Want Big Returns? Think Small
by Ben Stein
Friday, August 29, 2008, 10:40PM ET - U.S. Markets Closed.
by Ben Stein
Ray owns and heads up a national financial planning and services company. I often speak for him at his conferences and, yes, in the interest of full disclosure, I get paid for it.
He had a stunning insight when I first met him about the basic dilemma of the middle class American: "You have an immense future liability, paying for your life when you retire. You have to create an asset that matches your liability."
This seems like something that should be obvious, but it is not sufficiently obvious to make anywhere near enough Americans actually create that asset. This is revealed by our pitiful rate of saving as a nation and a people.

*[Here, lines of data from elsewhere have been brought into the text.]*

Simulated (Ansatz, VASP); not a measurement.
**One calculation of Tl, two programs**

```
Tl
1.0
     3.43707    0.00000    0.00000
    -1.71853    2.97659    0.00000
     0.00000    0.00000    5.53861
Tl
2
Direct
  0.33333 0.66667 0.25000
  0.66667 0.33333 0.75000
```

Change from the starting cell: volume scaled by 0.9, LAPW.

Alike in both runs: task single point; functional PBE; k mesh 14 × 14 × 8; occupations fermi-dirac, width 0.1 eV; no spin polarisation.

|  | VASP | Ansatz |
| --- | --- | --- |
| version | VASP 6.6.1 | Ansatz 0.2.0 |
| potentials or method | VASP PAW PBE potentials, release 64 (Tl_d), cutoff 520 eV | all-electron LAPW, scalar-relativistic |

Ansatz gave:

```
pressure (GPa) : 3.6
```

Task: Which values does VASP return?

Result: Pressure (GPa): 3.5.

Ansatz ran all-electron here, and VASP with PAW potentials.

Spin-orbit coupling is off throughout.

But let's say you are that luckiest of persons on the planet, a young American. How do you make sure that you do in fact create that asset you need so desperately? Well, some of you will recall that recently I laid out a model portfolio. If you are on the Internet, you can retrieve it here, and if you are not, how are you reading this?
But when I mentioned that small cap stocks should be part of your portfolio, you might have wondered why. After all, the data is clear that index funds of the S&P 500 and the Dow 30 usually outperform most managed mutual funds. Why not just go with the indices of the largest companies and let those indices take you on your magic carpet ride?
To find out more about this, I consulted my genius money-manager friend and coauthor on several books, Phil DeMuth. I asked him this basic question: If I had taken the roughly $1,500 I got for my bar mitzvah back in late 1957 and invested it in various forms of stocks, what kind of results would I have gotten?
Turning $1,500 Into Millions
Phil quickly came up with the answers, and they were stunning. If I had invested $1,500 in the S&P 500 index stocks starting in 1958 and reinvested dividends up until the end of 2004, I would have roughly $216,000. Not bad at all, and how I wish I had done it.
(This, by the way, is many times the return I would have gotten on real estate -- unless the real estate happened to have oil or gas under it.)
But if I had narrowed my search and bought only the large capitalization value stocks, which would have been the top half of all New York Stock Exchange (NYSE) stocks in capitalization, and the highest third of those in terms of the ratio of book value to market price, my $1,500 would have grown to an astounding $711,000.
This shows the value of buying stocks with high book value to market price ratios over long periods. Just exactly why stocks with high ratios of book value to market price do so much better than the index as a whole is complex. Finance students study it and write papers about it. The basic reason seems to be that they start out cheaper than other stocks and therefore have more room to rise. They may also be covered inadequately by stock analysts; this offers buyers the opportunity to profit from an "inefficiency" in pricing.
But the really stunning piece of news is that if I had put my bar mitzvah money into small cap, high value stocks, I would have gotten a ride into outer space. If, way back in 1958, I had taken the stocks in the bottom half of the NYSE in terms of capitalization and purchased the third of those with the highest ratio of book to market value with the $1,500, today I would be sitting on around $3,567,000.
All or Nothing?
If you want to invest in small cap, high value stocks today, you might want to consider the IWN, iShares Russell 2000 Value Index, or the IJS, iShares S&P SmallCap 600/BARRA Value. They offer similarly impressive long-term results so far, but again, these things can change.
Why are the returns from small cap, high value so great? Again, it's complicated -- and we may not even know for sure. We definitely cannot promise that it will last forever. But it has to do with buying cheap, dusty, overlooked corners of the market. These tend to be the sleepers that pay off over very long periods.
Now, in that case, why not just put all of your money into small cap value? Why bother with anything else? Because small cap tends to have large fluctuations, such as the way they are correcting as I write this, and you might need money when small cap is down. Also, we do not know if the small cap, high value gold mine will continue to play. But we do know enough to say that some small cap -- maybe even smaller than on the S&P, like the Vanguard Small Cap Value VIPERS (VBR) -- belongs in your portfolio if you start young. If you are already more mature, maybe its swings are too much for you. But for those blessed with a long time period for investing, small cap value looks beautiful, indeed.